Wednesday, August 1, 2007

New York Times and Harvard Miss the Point About News

The New York Times reported a few weeks ago that "Young Adults Are Giving Newspapers Scant Notice" - this being the conclusion of a Harvard study which found "only 16 percent of the young adults surveyed aged 18 to 30 said that they read a newspaper every day and 9 percent of teenagers said that they did." This means kids "aren't acquiring the news habit," observed Thomas Patterson, the Harvard professor who conducted the survey.

I think Patterson, Harvard, and, as per usual, The New York Times, are missing a crucial point: kids, teenagers, and young adults are getting their news on Digg, Netscape, Fark, and similar news sites.

People under thirty not giving up on the news - they're giving up on outmoded ways of presenting it.

Why read a newspaper, on paper or online, when you get headlines from hundreds of newspapers on Digg - in addition to blog posts and anything else with a url?

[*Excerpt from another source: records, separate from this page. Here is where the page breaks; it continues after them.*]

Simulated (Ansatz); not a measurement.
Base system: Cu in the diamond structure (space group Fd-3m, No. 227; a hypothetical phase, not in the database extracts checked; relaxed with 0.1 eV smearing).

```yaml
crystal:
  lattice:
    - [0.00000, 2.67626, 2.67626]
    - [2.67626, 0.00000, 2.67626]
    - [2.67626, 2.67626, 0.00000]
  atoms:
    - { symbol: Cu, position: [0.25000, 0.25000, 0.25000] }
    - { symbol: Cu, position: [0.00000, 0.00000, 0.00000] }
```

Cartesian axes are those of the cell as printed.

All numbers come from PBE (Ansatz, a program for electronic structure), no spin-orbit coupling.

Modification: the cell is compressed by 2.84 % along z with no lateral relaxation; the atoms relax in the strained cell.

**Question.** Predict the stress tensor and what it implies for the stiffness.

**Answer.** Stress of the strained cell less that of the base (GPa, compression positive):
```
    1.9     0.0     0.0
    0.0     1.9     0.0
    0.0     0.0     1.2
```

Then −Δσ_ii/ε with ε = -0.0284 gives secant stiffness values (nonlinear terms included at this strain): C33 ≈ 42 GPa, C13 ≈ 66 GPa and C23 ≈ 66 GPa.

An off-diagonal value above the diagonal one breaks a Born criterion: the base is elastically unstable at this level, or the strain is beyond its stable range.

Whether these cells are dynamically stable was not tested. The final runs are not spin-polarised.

Nor does this mean that newspapers are finished - they just have to think of themselves as something different, a generator of stories that other sites pick up and distribute. In that sense, traditional organizations such as Reuters and AP are well ahead of newspapers in this new media world.

Of course, one problem that newspapers such as The New York Times will have is publishing misleading stories. It was one thing when the reader had the whole newspaper in hand, the good and the badly reported. It is quite another when a reader can effortlessly click off a story and go someplace else for another, or better rendition - or a different story entirely.